Recently I've been savouring a can of coffee or two on my frequent ADD style breakouts from the staff room. Usually it's a Suntory or maybe a Georgia or occasionally, if needs must, a DyDo which is a brand not to be trusted because of that extra capital "D'. Of late though, say this last week or so, it's the Asahi Wonda Shot and Shot that gets selected from one of the 16,000 vending machines surrounding Kusumi Junior High. I had assumed that it was the everso attractive shiny blue colouring of the can that had drawn both me and some magpies I know to this particular coffee but having only read the packaging blurb properly for the first time today I now think it may be something entirely more sinister.

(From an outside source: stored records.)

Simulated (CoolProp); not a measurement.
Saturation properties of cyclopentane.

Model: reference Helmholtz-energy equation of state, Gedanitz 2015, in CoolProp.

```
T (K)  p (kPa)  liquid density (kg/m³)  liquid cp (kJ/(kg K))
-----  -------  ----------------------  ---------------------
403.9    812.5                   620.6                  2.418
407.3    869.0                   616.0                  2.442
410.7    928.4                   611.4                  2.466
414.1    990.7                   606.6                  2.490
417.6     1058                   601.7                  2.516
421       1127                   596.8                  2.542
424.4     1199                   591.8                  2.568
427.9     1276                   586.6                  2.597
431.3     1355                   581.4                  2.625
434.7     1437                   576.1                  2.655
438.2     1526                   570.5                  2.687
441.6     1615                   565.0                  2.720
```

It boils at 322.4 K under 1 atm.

Like catnip to cats, Fisherman's Friends to old people or, in a perfect world, meerkats to just about everyone, Wonda Shot and Shot posseses some evil magnetism I'm now powerless to avoid.

In other news. Before we went to sleep last night Yuka demanded to know why I've been pointing at the alarm clock after I've set it.


Spring's heading in all schizophrenic. It's dark, it's light, it's dark again - as if some vast kitchen fluorescent needs a new starter plug. The temperature too is bi-polar. Godzilla's out in the Nihonkai opening and closing a giant refrigerator. So they say.

In Japan people who drive trains, airline attendants, and those in similar vocations, well, they do this odd pointing thing. They just point at stuff. It looks weird. I once watched a train driver point at the train cab windscreen 39 times between Wakayama and Osaka. On JAL flights stewardesses lock the cabin doors and then point at them. I saw this too. The pointing is a mnemonic. Like, "Hmmm, did I lock the cabin doors so no one gets sucked out at 5,000 feet? Yeah, I remember I did, 'cause I foolishly pointed at it just after I'd done it". See?

I lose a lot of tickets. Cinema tickets, flight tickets, bus tickets, dry cleaning tickets, multi-million yen winning lottery tickets, all of that. Mostly train tickets though. Often I wear trousers sporting eight pockets. This is stupid. That's a lot of pockets to lose tickets in. So I decide to try the ridiculous pointing thing. I put a train ticket in one of my pockets (meaning 7 wrong pockets were immediately created) and then, after first checking around to make sure no one was looking which they always, always are because I'm white and blonde and a nail that needs a real good hammering down, pointed at the pocket with the ticket in. I felt stupid. There I am on a station platform pointing at my own arse. I boarded the train feeling foolish (though I did manage to get off another, slightly sly little point - for good measure).

I didn't lose the ticket. I didn't rummage slightly panic-stricken through seven inconveniently placed erroneous pockets, as commuters swarmed over me by the ticket gates. I remembered having pointed. See? The pointing works! I've converted to pointing.